Banksy and Aristotle: Chelsea Kehrli’s thoughts
Aristotle once said, “These, then, are two parts of the story, reversal and discovery, and a third is suffering. Of these, reversal and discovery have been described, and suffering is an action that is destructive or painful, such as deaths in plain view, as well as tortures and woundings and as many other things as are of that sort.”
Banksy, the mysterious “hoodlum” behind the gas mask, relates to this quote very well, and even goes beyond it. Through Banksy’s crude humor and “read between the lines” messages he paints on a wall, he often shows reversal, discovery, and suffering. Banksy has even written a few books that contain his artwork, foul-mouthed quotes, and your not so average fairy tales. In his artwork and stories, people usually have to look past their noses to figure out the meaning behind is madness. In many of his graffiti pieces, there is a political meaning behind them and he usually shows this by a reversal of roles often using figures of authority and children.
There is also a discovery in his work, but the viewers make the discovery. People have to look past the paint and have a change from their own “ignorance to recognition.” Banksy wants his viewer’s opinions to be shaken up by his own opinions that grab the public’s attention immediately. He makes people really think twice about what they are looking at and maybe even consider their own beliefs.

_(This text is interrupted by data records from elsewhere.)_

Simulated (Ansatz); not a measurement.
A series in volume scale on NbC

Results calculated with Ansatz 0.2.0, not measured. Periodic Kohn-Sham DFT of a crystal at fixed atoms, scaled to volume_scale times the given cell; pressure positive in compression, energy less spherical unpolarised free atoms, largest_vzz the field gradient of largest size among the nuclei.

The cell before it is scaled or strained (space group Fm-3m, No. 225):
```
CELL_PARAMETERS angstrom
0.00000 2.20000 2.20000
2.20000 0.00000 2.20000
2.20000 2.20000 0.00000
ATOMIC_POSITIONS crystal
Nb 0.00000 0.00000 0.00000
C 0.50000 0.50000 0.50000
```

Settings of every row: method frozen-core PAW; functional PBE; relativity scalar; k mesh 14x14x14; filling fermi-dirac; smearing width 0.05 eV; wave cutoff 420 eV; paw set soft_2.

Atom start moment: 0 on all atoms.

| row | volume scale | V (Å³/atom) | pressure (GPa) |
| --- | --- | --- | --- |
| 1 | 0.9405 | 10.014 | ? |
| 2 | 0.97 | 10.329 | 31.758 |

Banksy also shows suffering in some of his work. He shows it to get his message across to the public, and I’m sure that some of the public does a little suffering of their own after seeing some of his work.
Everyone has their own views and opinions; we just choose to express them differently. Some people preach it, and others hop a fence and throw paint over an eight-foot stencil of a rat. Banksy likes to evoke more than just fear and pity in his audience. He likes to make them stop and look at his message while they are walking down the street.